Why are the level curves of a function f perpendicular to its gradient?

(There's probably a clearer answer in the textbook, but...)

So the situation here is you have a function f(x,y,z), and you want to see that grad f is orthogonal to the level surface f(x,y,z) = c (I guess he's writing w for f(x,y,z), but whatever). And what you do is think about a curve contained in said level surface. You can parametrize the curve as r(t) = (r1(t),r2(t),r3(t)).
Now, the fact that the curve is contained in the surface means f(r(t)) = c for all t (i.e. f(r1(t),r2(t),r3(t)) = c -- it's a function of three vars, and my r(t) is a vector). Let's define a new function v(t) = f(r(t)), maybe this makes it easier to think about. v(t) = c for all t, so dv/dt = 0. Can't argue with that.
On the other hand, we can also compute dv/dt using the chain rule. It's f(r(t)), so you get
dv/dt = df/dx dr1/dt + df/dy dr2/dt + df/dz dr3/dt (some of those d's should be the funny partial sign, but you get the idea)
Rewrite that as
dv/dt = (df/dx,df/dy,df/dz) . (dr1/dt, dr2/dt, dr3/dt) = grad f . dr/dt
so grad f . dr/dt = 0, which is what we wanted. Because this means grad w is perpendicular to every vector tangent to the level surface in question (since any such vector is the velocity vector of some urve in the surface).

When you've found a critical point using Lagrange multipliers, how can you check if it's a maximum or a minimum?

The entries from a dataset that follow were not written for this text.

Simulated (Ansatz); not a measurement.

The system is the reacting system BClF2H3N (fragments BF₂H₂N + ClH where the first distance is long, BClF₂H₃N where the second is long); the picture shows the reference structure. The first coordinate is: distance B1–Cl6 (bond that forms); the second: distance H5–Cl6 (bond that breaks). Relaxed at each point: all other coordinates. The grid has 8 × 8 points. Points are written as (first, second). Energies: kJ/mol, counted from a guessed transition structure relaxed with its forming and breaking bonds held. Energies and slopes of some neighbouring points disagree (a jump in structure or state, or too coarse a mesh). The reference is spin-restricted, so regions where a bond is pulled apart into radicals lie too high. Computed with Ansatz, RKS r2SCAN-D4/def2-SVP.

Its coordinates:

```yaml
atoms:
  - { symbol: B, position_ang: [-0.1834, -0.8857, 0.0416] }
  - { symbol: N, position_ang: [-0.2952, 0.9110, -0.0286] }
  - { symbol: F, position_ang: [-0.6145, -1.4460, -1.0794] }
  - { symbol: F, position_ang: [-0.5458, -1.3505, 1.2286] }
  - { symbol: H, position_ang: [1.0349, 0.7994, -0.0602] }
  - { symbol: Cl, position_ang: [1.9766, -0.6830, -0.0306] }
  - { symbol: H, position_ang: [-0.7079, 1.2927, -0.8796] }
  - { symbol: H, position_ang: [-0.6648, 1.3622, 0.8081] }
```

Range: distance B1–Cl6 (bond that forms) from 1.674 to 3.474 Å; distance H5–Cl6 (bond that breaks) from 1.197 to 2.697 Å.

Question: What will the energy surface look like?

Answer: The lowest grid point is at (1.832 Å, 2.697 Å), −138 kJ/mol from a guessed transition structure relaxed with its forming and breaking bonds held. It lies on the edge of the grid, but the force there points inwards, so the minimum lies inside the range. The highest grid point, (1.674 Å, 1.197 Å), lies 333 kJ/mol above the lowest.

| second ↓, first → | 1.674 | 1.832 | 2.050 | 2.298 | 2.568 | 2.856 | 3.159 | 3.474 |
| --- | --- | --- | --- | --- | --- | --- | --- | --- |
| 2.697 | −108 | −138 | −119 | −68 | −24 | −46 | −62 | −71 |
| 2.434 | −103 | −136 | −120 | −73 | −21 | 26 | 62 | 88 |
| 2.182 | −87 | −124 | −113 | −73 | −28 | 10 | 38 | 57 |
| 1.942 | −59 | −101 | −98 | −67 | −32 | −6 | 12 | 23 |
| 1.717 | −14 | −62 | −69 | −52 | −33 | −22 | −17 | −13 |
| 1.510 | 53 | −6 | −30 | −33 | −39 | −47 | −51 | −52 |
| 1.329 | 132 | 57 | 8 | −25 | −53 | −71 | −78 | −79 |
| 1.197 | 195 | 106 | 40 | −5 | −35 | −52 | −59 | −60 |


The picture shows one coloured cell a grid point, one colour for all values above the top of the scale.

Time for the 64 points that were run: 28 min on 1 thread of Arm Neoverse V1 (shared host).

This is a pretty subtle point to check. Here's one thing that will work most of the time: just write z as a function of x and y (using the constraint g) and plug that into f. Then you can use the usual second derivative test in x and y to figure out if you have a max or min (subject to the constraint). You could substitute out one of the other variables instead if it's easier.
The best case is that you can just look at it and tell if it's a max or min for some easy reason (as in all things on the homework). The book seems to steer clear of the whole question, and I think it's because it's a quite difficult point.
If neither of these work, things are quite a bit harder. Basically you'd want to do a constrained second derivative test, similar to the constrained single derivatives you saw in lecture. But this is going to be much harder -- the method of differentials isn't available. This question ties in to the notion of "curvature" -- the fact that the constraint surface isn't flat is what makes it so tricky. I don't see a simple way to check this in the general case, though let me know if you spot one!